Justice Jackson and Donald Trump on the Constitution as a Suicide Pact

July 17th, 2016

Terminiello v. Chicago (Jackson, J., dissenting):

This Court has gone far toward accepting the doctrine that civil liberty means the removal of all restraints from these crowds and that all local attempts to maintain order are impairments of the liberty of the citizen. The choice is not between order and liberty. It is between liberty with order and anarchy without either. There is danger that, if the Court does not temper its doctrinaire logic with a little practical wisdom, it will convert the constitutional Bill of Rights into a suicide pact.

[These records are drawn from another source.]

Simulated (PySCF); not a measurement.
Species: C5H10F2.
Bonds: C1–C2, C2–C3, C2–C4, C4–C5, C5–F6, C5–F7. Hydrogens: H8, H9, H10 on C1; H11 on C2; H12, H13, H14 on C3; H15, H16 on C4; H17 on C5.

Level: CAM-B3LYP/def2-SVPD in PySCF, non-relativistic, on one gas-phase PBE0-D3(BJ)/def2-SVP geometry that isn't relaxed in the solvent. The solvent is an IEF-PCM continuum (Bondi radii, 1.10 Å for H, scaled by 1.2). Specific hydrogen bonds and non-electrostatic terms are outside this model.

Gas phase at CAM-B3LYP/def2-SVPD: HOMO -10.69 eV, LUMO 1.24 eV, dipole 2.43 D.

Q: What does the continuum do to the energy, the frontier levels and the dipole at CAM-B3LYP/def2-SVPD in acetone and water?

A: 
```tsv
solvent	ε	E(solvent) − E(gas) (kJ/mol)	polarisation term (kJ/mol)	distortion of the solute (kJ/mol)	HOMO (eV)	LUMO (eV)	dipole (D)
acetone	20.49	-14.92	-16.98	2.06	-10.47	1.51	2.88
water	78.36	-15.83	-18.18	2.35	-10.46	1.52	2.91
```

Donald J. Trump on his immigration ban from predominantly-Muslim nations:

“So you call it territories. OK? We’re going to do territories. We’re going to not let people come in from Syria that nobody knows who they are,” Trump said. “The Constitution — there’s nothing like it. But it doesn’t necessarily give us the right to commit suicide, as a country, OK? And I’ll tell you this: Call it whatever you want, change territories, but there are territories and terror states and terror nations that we’re not going to allow the people to come into our country. And we’re going to have a thing called ‘extreme vetting.’ And if people want to come in, there’s going to be extreme vetting.”

I genuinely wonder if someone gave him Jackson’s quote, and he was trying to reference it. Or maybe I’m giving him too much credit.